My dear readers, I am pleased to report that we are but days away from the arrival of yet another All Hallow’s Eve! Soon, this most lovely season will come to its gleeful climax -- pumpkins will become luminescent, fantastical outfits will be assembled and Samhain will rise once more to rend the night’s peace with the screams of abducted children. The little scamps that manage to avoid this hideous fate sometimes find their way to our doorstep to plead for treats, and I cannot help but feel as though one should reward their good fortune. For this purpose, I have been hoarding all of our root licorice, artificial walnuts, boiled cherries, “wet trenchers,” toffee razors and other assorted sweetmeats. I do hope the children will be pleased.

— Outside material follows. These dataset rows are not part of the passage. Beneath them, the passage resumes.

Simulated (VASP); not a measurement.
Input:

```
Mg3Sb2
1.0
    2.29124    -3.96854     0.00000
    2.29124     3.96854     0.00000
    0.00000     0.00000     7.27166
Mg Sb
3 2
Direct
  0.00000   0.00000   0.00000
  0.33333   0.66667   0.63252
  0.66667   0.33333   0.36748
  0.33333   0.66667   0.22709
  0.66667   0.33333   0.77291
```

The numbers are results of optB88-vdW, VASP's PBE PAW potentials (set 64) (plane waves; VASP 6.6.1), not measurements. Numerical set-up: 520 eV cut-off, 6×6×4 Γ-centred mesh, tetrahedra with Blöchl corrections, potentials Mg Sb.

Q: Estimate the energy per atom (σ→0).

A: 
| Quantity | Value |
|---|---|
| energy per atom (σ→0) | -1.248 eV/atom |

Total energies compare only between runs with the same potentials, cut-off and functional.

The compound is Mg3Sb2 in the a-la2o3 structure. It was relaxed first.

Crows are deathly afraid of scholastic athletics

Stella Nicholls (Zoe Margaret Colletti) is quite familiar with honoring this most joyous of holidays. An aspirant author of horror fiction, Stella adores the season and does not settle for routine rites of observance. Much like other children their age, Stella and her schoolmates don costumes, panhandle for sweets and perhaps even engage in the odd “practical” jest. But these familiar activities are a mere aperitif for experienced makers of mischief such as these, and so Stella and her friends end up capping off their night with a visit to the Bellows estate, an abandoned property thought to be occupied by the restless spirits of the Bellows family.

Inside the resplendent residence, they discover a volume belonging to the long-departed Sarah Bellows. The book contains Sarah’s own handwritten tales of terror and, sensing that she has uncovered the work of a kindred spirit, Stella decides it best to take the book home with her. It turns out Sarah is a persistent old bird, and she has not quite allowed death to stand in the way of her literary career. Fresh passages appear suddenly on the volume’s pages and their content becomes something of a sensation right away. This is mainly because Sarah’s stories directly reference members of Stella’s social circle and, what’s more, they prove to be prescient -- whatever scene transpires on the page almost immediately replicates itself in real life. Lively as the stories may be, Stella would prefer to avoid seeing her own fatal plot penned and she does her best to stifle Sarah’s creative efforts.

Not even bars of iron can save children from the dangers of literacy

André Øvredal, director of superb films about troll hunting and corpse ogling, is certainly no novice when it comes to monstrous matters and he does a lovely job of transporting the denizens of Alvin Schwartz and Stephen Gammell’s literary series to the silver screen. I find I could have spent several hours just gazing at these affectionately rendered creatures. But once one gets past all the PG-13 frights, Scary Stories to Tell in the Dark emerges as something far more complex, a film that manages to get at the very heart of artistic desire. Every writer, painter, musician and all that sort of thing yearns to produce the same effect that Sarah Bellows achieves so easily -- for their audience to find a sort of urgent relevance in the work before them. And what could be more personally pertinent to a reading public than stories about their own demise at the hands of some supernatural terror? 

Though Sarah’s stories do not receive widespread recognition, Stella and her schoolmates are certainly quite impressed by how relatable they find the material. I imagine that many a creatively minded sort left the old cineplex wishing that they could affect the lives of their audience in quite the same fashion.

Scary Stories to Tell in the Dark runs 108 minutes and is rated PG-13 for terror, violence, disturbing images, thematic elements, language including racial epithets and brief sexual references.